Intersect exists to increase research productivity through advanced technologies like supercomputing, software engineering, and artificial intelligence training. Operated by 14 universities and large research organisations, it is a major enabler of the National Collaborative Research Infrastructure Strategy (NCRIS) and had been competitively selected as a node of the Australian Research Cloud. Although Intersect had allocated over $12M in capital funding to deliver research computing and storage as-a- service, in 2014 it had yet to break ground on its compute cloud, or to offer a repeatable or sustainable storage cloud. The funding window was closing, with capital procurement contractually required to be completed by 31 December. If this deadline was not met substantial proportion of pre- committed NCRIS funding would expire and have to be returned.
There were four strategic challenges in 2014Q3;
Retention of NCRIS funding within three months,
Compute cloud creation within six months,
Data-centre renegotiation within nine months,
Storage cloud remediation/replacement within twelve months.
Intersect lacked capacity, expertise and leadership to achieve even one of these critical milestones. Each was subject to rigid predetermined time, budget and contractual constraints and, even had they been negotiable, the company’s financial position required that they be resolved faster if possible.
What Made This Project Unique?
Because the NeCTAR Cloud was already established and running, we had to adapt to their past design and architectural decisions. With the rapidly evolving pace of ICT hardware, we also had to future-proof any further decisions, while still maintaining compatibility with their current-state.
We had to understand the storage and computational needs of leading scientists, getting to know a breadth of different fields and types of research.
Next we had to translate those needs into the technical implications for the physical architecture we would need to build.
And finally we had to concisely summarise both ends of that spectrum and relate it to the business requirements of the myriad of stakeholders, which included almost every major research institution and university in Australia.
Challenge #1: Size
The ‘Big Bang Project’ in Switzerland is a direct example of one of the research cases they had to accommodate. Every time two electrons collided with one another they would generate one trillion data files. Just storing that sheer volume of data presents its own unique problems, knowing that if even one file is corrupted the entire dataset will crash. The speed at which that data is generated, and the need to preserve the relationships between data points, necessitates an extremely fast connection and data storage.
The key solution was having multiple tiers of data storage.

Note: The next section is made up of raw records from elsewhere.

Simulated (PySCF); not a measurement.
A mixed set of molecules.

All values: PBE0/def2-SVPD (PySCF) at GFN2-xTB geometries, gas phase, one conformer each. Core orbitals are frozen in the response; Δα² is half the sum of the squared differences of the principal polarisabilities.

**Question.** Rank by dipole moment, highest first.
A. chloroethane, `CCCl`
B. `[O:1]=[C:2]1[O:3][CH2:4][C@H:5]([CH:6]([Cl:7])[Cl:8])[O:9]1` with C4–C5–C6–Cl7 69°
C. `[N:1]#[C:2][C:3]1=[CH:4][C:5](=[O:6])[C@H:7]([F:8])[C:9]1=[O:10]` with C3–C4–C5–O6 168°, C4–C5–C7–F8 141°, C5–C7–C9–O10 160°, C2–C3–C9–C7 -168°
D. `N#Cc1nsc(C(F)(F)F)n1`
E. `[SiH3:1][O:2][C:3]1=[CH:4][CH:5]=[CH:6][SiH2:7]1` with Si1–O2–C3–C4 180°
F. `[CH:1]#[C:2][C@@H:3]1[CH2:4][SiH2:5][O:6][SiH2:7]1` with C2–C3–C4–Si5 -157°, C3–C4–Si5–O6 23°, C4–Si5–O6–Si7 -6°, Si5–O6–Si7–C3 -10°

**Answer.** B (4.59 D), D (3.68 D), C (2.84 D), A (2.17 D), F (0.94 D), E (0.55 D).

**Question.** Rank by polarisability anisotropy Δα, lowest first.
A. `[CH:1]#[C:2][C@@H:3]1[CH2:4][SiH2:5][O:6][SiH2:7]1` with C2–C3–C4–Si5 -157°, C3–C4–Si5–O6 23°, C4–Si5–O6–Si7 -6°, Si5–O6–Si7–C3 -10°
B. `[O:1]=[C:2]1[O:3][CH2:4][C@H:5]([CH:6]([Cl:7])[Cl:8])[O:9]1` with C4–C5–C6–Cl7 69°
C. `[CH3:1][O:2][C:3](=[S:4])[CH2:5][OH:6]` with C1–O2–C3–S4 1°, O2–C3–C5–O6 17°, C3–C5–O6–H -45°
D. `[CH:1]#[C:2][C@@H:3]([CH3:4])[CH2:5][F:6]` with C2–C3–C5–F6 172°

First Intersect needed storage that was fast enough to keep up with the processing demands of a supercomputer, this meant an all-flash storage solution. Data would migrate down the tiers depending on the accessibility needs of its users. The middle tiers were fast and slow disk storage types, and the final destination was Spectra Logic tape. Once on tape it was 'archived’ and could then be shared freely with other researchers. This hierarchical system gave users the extremely fast solid state storage type they needed, but saved substantial costs using disk storage and tape to hold lower tiers of data (four tiers in total).
Challenge #2: Sharing
Add to that the ability to now share that data freely with other scientists around the world, often sharing datasets of highly confidential information. Some researchers would want their data stored locally on our tapes, while others would want copies sent to them internationally. This creates a complex system of data being constantly moved between data tiers on-demand.
Challenge #3: Physical
The initial construction of the data centre posed its own set of problems: power management, heat management, and physical access all had to be resolved. On top of this the running costs had to be minimised to satisfy a tight budget.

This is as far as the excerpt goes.